Device shadow synchronization fails for offline devices when they reconnect to network

Our field devices frequently go offline due to poor cellular connectivity in remote locations. When they reconnect, the device shadow state doesn’t synchronize properly - the shadow shows stale data from before the disconnect. This causes our automation rules to fire incorrectly because they’re acting on outdated state.

We’re using MQTT for device communication, and the devices typically reconnect within 1-6 hours of going offline. During that time, the cloud-side shadow gets updated by our control system with desired states, but when the device comes back online, these desired states aren’t being applied to the device. The shadow reports show “last updated” timestamps from before the disconnect.

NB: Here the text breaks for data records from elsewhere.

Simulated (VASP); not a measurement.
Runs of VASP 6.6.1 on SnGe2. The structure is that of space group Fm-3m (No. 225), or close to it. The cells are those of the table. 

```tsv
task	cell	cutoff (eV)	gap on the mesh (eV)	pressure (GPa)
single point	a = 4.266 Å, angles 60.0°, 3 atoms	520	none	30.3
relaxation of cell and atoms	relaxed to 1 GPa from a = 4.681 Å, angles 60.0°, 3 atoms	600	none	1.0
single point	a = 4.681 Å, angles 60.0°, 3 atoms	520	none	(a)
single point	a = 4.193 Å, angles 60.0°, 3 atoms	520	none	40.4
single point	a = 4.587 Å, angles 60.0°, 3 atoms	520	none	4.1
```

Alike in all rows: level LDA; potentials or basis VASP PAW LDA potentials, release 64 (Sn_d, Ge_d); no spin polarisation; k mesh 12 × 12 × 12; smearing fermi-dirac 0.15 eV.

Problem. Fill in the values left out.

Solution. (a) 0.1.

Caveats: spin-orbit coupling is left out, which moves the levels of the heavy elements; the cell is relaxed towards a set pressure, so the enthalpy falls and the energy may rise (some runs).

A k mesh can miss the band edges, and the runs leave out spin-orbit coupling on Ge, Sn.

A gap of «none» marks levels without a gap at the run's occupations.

The automation rules misfire because they check shadow state to determine if a device needs configuration updates. With stale shadow data, devices don’t get the updates they need. We’ve verified that the devices are successfully reconnecting and can receive messages, but the shadow sync just doesn’t happen. Is there a configuration for MQTT persistent sessions or retained messages that we’re missing?

Beyond persistent sessions, you need to use retained messages for the shadow desired state topic. When you publish desired state changes to the shadow, set the MQTT retain flag to true. This ensures the latest desired state is immediately delivered when a device reconnects, even if it was offline when the update was published. The device should subscribe to both the shadow delta topic and the full shadow document topic on reconnection.

Are you using clean session or persistent session on the MQTT connection? For device shadow sync to work properly with offline devices, you need persistent sessions enabled. Also check if your devices are subscribing to the shadow delta topic when they reconnect.

We’re using clean session (cleanSession=true) because we thought that would prevent message queue buildup. Should we switch to persistent sessions? What about the message queue - won’t that grow unbounded if devices are offline for hours?